B. Fourth Cause of Action Alleging Liability under Section 25504 for Principal Executive Officers and Directors

As noted, the trial court concluded that each cause of action alleged against the outside directors in plaintiffs' SAC faltered on the element of the outside directors' control over Prosper. With respect to the fourth cause of action, the trial court read section 25504 as requiring that there "needs to be something more than the fact of directorship and something more than behavior in accordance with the responsibilities of directorship. There has to be a control over the activities of the persons directly responsible for the alleged unlawful and actionable acts." In sustaining the outside directors' demurrer to the fourth cause of action, the trial court further concluded "the language of section 25504 means a director who directly or indirectly controls a person liable under section 25501 or 25503." The court believed that any other interpretation would be "contrary to fundamental principles of corporate governance, and would lead to an absurd result."

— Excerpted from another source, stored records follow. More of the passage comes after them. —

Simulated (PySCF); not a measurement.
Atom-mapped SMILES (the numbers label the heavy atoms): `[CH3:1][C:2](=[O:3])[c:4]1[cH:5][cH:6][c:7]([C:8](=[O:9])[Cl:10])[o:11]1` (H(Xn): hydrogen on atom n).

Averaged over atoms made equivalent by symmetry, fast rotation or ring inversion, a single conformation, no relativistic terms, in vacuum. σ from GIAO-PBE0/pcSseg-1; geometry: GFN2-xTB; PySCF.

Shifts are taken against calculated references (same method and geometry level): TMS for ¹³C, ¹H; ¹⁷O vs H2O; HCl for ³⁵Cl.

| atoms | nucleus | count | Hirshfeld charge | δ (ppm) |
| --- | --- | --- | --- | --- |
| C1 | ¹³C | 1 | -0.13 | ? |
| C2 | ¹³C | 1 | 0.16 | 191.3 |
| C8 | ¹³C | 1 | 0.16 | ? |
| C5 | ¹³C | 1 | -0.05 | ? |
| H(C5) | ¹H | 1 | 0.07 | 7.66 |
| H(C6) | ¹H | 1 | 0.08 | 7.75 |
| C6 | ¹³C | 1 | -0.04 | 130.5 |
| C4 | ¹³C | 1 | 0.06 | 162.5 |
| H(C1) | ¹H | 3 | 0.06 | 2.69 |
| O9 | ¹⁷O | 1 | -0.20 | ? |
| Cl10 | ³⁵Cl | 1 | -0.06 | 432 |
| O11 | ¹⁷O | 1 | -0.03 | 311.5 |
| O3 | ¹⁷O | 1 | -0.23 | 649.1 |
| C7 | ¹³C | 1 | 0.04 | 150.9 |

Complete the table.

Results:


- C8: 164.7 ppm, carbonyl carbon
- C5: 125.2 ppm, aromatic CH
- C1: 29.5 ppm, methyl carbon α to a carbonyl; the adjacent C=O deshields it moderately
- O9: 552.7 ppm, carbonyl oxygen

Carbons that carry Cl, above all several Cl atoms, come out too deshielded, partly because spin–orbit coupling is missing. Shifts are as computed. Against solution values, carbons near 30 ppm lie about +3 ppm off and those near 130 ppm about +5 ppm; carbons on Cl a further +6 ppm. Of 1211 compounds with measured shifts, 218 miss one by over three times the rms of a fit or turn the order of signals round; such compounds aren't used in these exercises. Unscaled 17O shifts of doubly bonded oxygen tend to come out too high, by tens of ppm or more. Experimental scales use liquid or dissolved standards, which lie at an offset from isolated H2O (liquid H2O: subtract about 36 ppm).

Plaintiffs claim the court incorrectly interpreted section 25504 by imposing a control requirement where none exists. Specifically, they claim that section 25504 is not limited to persons who "control the issuer," but rather is broadly worded to impose presumptive liability upon directors and executive officers of any corporation that sells unqualified securities, unless they had neither knowledge nor reasonable grounds to believe in the existence of the facts giving rise to the alleged liability. Accordingly, plaintiffs claim that nothing in section 25504 required them to allege that the outside directors controlled Prosper or that the outside directors had any influence over the decision to sell unqualified securities to plaintiffs; rather, section 25504 expressly imposed presumptive liability on the outside directors simply by virtue of their position with Prosper.

Accordingly, the question before us is whether the liability of an executive officer or director under section 25504, as pled in the fourth cause of action, is contingent upon pleading and proving that the executive officer or director controlled the primary violator. Our review is guided by familiar canons of statutory construction. "Our fundamental task in construing a statute is to ascertain the intent of the lawmakers so as to effectuate the purpose of the statute. [Citation.] We begin by examining the statutory language, giving the words their usual and ordinary meaning. [Citation.] If there is no ambiguity, then we presume the lawmakers meant what they said, and the plain meaning of the language governs. [Citations.] If, however, the statutory terms are ambiguous, then we may resort to extrinsic sources, including the ostensible objects to be achieved and the legislative history. [Citation.]" (Day v. City of Fontana (2001) 25 Cal.4th 268, 272, italics added.)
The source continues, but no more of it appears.